How can one prove that $$f(z)=\sum_{n=1}^{\infty}\dfrac{z}{n(1+n|z|^{2})}$$ converges uniformly on $\mathbb{C}$ ?
My attempt was to let $z=x+iy$, then consider $$|\dfrac{z}{n(1+n|z|^{2})}|=\dfrac{\sqrt{x^{2}+y^{2}}}{\sqrt{(n^{2}x^{2}+n)^{2}+(n^{2}y)^{2}}}.$$
which looks like a mess. The main idea was to try to find an upper bound, $M_{k}$ so that I can apply the Weierstrass M-test. If I can show that the upper bound, $M_{k}$ is convergent (which is often simple by using root test etc.), I will be able to conclude that $f(z)$ converges uniformly.

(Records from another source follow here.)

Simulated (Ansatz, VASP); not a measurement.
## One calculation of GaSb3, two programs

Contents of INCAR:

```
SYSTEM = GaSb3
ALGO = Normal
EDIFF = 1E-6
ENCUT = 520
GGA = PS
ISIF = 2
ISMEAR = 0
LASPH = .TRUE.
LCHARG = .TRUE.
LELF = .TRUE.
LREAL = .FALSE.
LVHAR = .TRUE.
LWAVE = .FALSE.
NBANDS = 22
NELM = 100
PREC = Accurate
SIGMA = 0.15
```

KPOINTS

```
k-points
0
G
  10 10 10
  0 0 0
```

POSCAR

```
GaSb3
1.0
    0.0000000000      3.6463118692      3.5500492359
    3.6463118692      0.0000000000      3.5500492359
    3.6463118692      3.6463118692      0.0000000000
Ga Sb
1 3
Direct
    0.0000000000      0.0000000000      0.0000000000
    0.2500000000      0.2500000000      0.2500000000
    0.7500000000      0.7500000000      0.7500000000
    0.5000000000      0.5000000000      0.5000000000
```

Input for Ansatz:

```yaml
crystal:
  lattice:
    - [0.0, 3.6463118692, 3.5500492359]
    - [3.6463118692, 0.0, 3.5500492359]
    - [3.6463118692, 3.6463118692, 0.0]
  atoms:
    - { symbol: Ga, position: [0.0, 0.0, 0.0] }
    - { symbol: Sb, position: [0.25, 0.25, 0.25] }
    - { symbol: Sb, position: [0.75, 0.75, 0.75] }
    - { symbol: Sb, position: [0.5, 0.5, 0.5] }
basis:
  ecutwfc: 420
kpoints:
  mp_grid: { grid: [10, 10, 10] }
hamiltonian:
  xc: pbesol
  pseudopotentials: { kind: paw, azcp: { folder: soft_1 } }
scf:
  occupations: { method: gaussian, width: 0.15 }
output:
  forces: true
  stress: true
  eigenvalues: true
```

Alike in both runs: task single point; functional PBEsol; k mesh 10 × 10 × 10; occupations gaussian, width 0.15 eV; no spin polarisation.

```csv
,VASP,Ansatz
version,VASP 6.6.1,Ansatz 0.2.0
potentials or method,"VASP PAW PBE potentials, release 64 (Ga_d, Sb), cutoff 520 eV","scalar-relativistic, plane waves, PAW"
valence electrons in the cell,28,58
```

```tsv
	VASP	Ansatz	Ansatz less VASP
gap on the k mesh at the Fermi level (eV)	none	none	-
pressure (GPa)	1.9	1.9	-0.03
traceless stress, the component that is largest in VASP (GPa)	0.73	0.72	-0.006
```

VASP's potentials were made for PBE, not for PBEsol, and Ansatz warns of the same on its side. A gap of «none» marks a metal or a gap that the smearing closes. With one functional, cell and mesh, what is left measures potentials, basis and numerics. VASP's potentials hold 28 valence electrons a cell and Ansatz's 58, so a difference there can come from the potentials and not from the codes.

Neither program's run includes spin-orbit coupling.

Is there a simpler or more elegant way I can approach this question and if my approach is correct, can someone kindly guide me to find the required upper bound?
Finding an upper bound for $$ \left|\frac{z}{n(1+n|z|^{2})}\right | $$ uniformly for $z \in \Bbb C$ is equivalent to finding an upper bound for $$ \tag{*} \frac{r}{n(1+nr^2)} $$ uniformly for $r \ge 0$, therefore using the $z = x+iy$ representation is not needed and makes things only more complicated.
In order to estimate $(*)$, one can use the “inequality of arithmetic and geometric means”, as @Did demonstrated in above comment. But if you don't come up with that idea, just proceed systematically and determine (for fixed $n$) the maximum of the function $$ \phi(r) = \frac{r}{n(1+nr^2)} \, , \quad r \ge 0 \, . $$ It turns out that the (unique) maximum is at $r = \frac{1}{\sqrt n}$, and therefore $$ \left|\frac{z}{n(1+n|z|^{2})}\right | \le \frac{1}{2 n^{3/2}} \, . $$ for all $z \in \Bbb C$.